Saturday, November 6, 2010

Can You Hear The Trees Laughing?

Life is an opportunity, benefit from it.
Life is beauty, admire it.
Life is bliss, taste it.
Life is a dream, realize it.
Life is a challenge, meet it.
Life is a duty, complete it.
Life is a game, play it.
Life is a promise, fulfill it.
Life is sorrow, overcome it.
Life is a song, sing it.
Life is a struggle, accept it.
Life is a tragedy, confront it.
Life is an adventure, dare it.
Life is luck, make it.
Life is too precious, do not destroy it.
Life is life, fight for it.

~ Mother Teresa ~

Working in my office this morning, I thought I heard children playing. Going outside to look, I spotted Sunny and River in a back eddy below. Recent rains have brought the water level up again, and those two were celebrating.

It's true laughter is contagious. Sunny, always the instigator of happiness, was tickling River as they swirled 'round and 'round, bouncing off rocks and giggling brightly.

All their fun had River's row of nearest neighbors, the normally dull Conifers, almost shining in delight. On this side of the river, a small but boisterous group of Deciduous broke into a riot of hilarity.

Before long I was smiling, too; it was impossible to do otherwise. It's weird how that works; it felt as if my heart was being lifted as well.

Maybe it was the motion of raising my camera that caught River's eye, but for some reason, just then she looked up and gave me the biggest, brightest wink I've ever seen.

I nodded back at her, grinning in acknowledgment. I took a few pictures, then stood there awhile, trying to decipher River's message. "Look at me!" I think she was saying. "I can twinkle again! Am I lovely?"

Oh, ab-sol-tute-ly, I tell her after Sunny moves on and we're alone again in the dark. River, girlfriend, you definitely got your groove back this morning. I have a lovely photograph. So tell me: Were you wearing real diamonds?

Now, as I write to you, there are tears in my eyes again. This time, though, they're not from sadness, but in gratitude for the beauty and glory of His love.
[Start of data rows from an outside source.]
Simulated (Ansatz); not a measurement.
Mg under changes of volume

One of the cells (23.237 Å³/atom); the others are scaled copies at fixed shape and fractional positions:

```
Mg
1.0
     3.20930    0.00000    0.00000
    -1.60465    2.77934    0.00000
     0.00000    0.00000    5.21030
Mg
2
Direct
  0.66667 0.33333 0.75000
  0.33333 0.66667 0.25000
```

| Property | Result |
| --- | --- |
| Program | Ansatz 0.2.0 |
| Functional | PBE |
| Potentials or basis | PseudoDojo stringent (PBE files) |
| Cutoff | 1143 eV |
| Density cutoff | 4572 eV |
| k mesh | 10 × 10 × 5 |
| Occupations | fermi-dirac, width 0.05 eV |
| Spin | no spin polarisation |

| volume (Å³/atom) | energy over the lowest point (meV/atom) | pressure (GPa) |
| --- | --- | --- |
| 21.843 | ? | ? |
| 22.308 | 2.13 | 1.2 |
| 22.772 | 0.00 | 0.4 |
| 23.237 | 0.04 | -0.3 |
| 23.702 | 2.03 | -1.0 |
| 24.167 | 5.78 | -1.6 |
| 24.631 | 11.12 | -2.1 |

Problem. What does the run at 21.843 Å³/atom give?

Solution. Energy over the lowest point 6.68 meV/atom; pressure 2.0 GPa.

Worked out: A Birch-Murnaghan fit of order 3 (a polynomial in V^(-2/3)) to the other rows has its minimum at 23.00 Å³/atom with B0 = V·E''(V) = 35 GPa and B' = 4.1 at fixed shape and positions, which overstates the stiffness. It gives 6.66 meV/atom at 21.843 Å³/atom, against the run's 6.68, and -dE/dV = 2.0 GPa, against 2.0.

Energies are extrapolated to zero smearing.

Wednesday, November 3, 2010

Fighting Darkness Is So Wearisome


My recent neglect of you, dear readers, does not reflect a lack of desire to write here. My voice-mail is full, bills lie unopened, emails, unread. The dishes are done, but that's about all I can manage. 

Trying to keep my son alive has taken all my energy lately. I've never written much about him for several reasons. I try to respect his privacy, since he is a grown man of 35 and not a little kid.

But I've not voiced my feelings about him here primarily because that, my friends, is when the bullet hits the bone for this writer. It's seemed a bit hard to approach the topic, too: "Yes, ladies and gentlemen, it's true that I lost my husband and my mom last year on the same day -- but wait! It gets worse!"

Here's the deal: My son suffers from Type I Diabetes, juvenile onset. His health has been steadily declining for quite a while now. Before my husband died, it had become so worrisome that we urged him to move back home with us. So he did.

He has lived in my basement now for more than two years. He doesn't work. In fact, he makes little effort to do anything at all.

I've found him in insulin shock and near death more times than I care to recall. So far, I have been able to get some Karo syrup down him or call 911 in time to save him.

But I am beginning to feel so worn down by the weight of it all. The anxiety compounds my grief.

I have to fight the urge to give into negativity every day. Jack Daniels beckons, but I will not go there. I know it wouldn't help. In fact, it would only make things worse, and I gave up on self-destruction a while back.

Bottom line: I know I can't change my son; only he can do that. This situation with him, however, has evolved into a full-blown crisis that must end soon. I simply can't take it anymore.
So I've made some tough decisions and planned some big changes. Don't worry; they will be positive for us both. 

It's so hard for a mom to unmom herself, even if it's for the better. Telling you about it strengthens my resolve.

It's not going to be easy, but then, nothing really worth doing ever is, is it? Rolling over and dying, now that would be easy.

In my dream we're on the sinking Titanic when I hear someone yell, "Women and children on the lifeboats first!"

I may be an old woman, but I'm still a woman, and someone who's 35, I'm pretty sure, is no longer a child. These are my thoughts as I run for a lifeboat but then I hear another voice: "It's every man for himself!"

Wait a minute. That is just so wrong! We're all in this together, aren't we?

Turning back, I see my son and grab his hand, holding tight. "Let's go!" I yell at him. "We've got to keep going forward!"

A sea of darkness swells ahead of us as I scream again, "'It's going to be all right!"  I'm not sure if he can hear me, but I will not let go of his hand.

Leaning into the wind, I pull with everything I've got.
Then comes the light of another day. I wake up and keep trying. It's all I can do.